Charles Hodge is the highpoint of American theology. While Dabney
searched deeper into the issues, Hodge’s position (if only because the
North won) allowed him a wider influence. Thornwell was the more
brilliant orator and Palmer the greater preacher, but Hodge was the
teacher and systematician. Of the Princetonians Hodge is supreme. His
writing style is smoother than Warfield’s and he is deeper than his
predecessors.
We rejoice that Hendrickson Publishing is issuing these three volumes
at $30. Even with the page-length quotations in Latin, Hodge is strong
where American Christianity is weak. A renaissance in Hodge would
reinvigorate discussions about epistemology, the doctrine of God and
God’s knowledge, justification, and God’s law. We will look at Hodge’s
discussion of epistemology, doctrine of God, human nature (including
both sin and free volition), soteriology, and ethics.
Common Sense Realism
Far from stultifying the gospel, Hodge’s position safeguards the
reliability of “truth-speak” and if taken seriously today, adds another
angle to the “convert” phenomenon. A properly basic belief is one that
doesn’t need another belief for justification. I’m not so sure if Hodge
is making that claim. However, he does anticipate some of Plantinga’s
positions by saying that God so constituted our nature to believe x, y,
and z. My aim is to show from Hodge’s own words that our cognitive
faculties are (1) reliable and (2) made so by God. I will advance upon
Hodge’s conclusions: a commoner can read the Bible and get the general
“gist” of it apart from an infallible interpreting body. Secondly, to
deny the above point attacks the image of God. Thirdly, to deny the
above point is to reduce all to irrationality. The practical
application: Those who deny this position often find themselves looking
for “absolute” and infallible arbiters of the faith. Such a position
denies a key aspect of our imago dei.
“Any doctrine [and Hodge is using this word in the
technical sense of philosophic and/or scientific beliefs], therefore,
which contradicts the facts of consciousness, or the laws of belief
which God has impressed upon our nature, must be false” (I: 215).

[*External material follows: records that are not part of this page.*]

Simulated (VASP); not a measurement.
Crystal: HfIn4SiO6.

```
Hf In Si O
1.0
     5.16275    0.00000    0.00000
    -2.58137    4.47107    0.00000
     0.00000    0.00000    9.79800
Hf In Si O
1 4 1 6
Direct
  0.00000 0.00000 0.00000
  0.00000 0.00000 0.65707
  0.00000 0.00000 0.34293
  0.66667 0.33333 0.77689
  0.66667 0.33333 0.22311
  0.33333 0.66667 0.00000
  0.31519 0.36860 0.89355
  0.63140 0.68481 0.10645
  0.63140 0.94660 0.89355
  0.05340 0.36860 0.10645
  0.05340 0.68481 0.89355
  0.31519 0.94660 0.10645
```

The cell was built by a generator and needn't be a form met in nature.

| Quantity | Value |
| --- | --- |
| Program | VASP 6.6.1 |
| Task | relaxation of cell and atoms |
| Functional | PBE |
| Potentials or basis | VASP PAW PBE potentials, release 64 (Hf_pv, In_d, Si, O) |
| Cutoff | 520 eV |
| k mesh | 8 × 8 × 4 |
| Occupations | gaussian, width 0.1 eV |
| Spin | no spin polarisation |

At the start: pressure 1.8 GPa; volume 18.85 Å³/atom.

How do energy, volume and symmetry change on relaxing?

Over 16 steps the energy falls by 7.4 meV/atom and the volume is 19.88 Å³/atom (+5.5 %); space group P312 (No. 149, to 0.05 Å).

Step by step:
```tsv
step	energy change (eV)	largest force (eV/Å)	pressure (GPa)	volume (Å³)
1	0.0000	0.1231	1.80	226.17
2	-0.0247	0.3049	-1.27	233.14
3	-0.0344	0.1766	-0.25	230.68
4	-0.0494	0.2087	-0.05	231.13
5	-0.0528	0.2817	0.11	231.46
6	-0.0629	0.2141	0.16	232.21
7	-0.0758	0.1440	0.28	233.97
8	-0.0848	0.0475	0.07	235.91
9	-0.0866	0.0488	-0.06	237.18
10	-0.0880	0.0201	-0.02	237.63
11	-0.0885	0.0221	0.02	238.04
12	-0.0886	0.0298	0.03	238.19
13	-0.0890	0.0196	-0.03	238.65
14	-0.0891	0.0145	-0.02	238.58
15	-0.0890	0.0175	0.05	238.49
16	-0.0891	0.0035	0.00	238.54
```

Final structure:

“Our knowledge of mind, therefore, as a thinking substance, is the
first and most certain, and the most indestructible of all forms of
knowledge; because it is involved in self-knowledge…which is the
indispensable condition of all knowledge” (I: 277).
It is interesting to note his reference to self-knowledge. One is reminded of Calvin’s duplex cognito dei.
Doctrine of God
…[S]tart with the revelation that God has made of himself in the
constitution of our own nature and in his holy word. This method leads
to the conclusion that God can think and act, that in him essence and
attributes are not identical (I: 564).
It’s also interesting to note Hodge’s comment about God constituting our nature in a certain way. Shades of Thomas Reid.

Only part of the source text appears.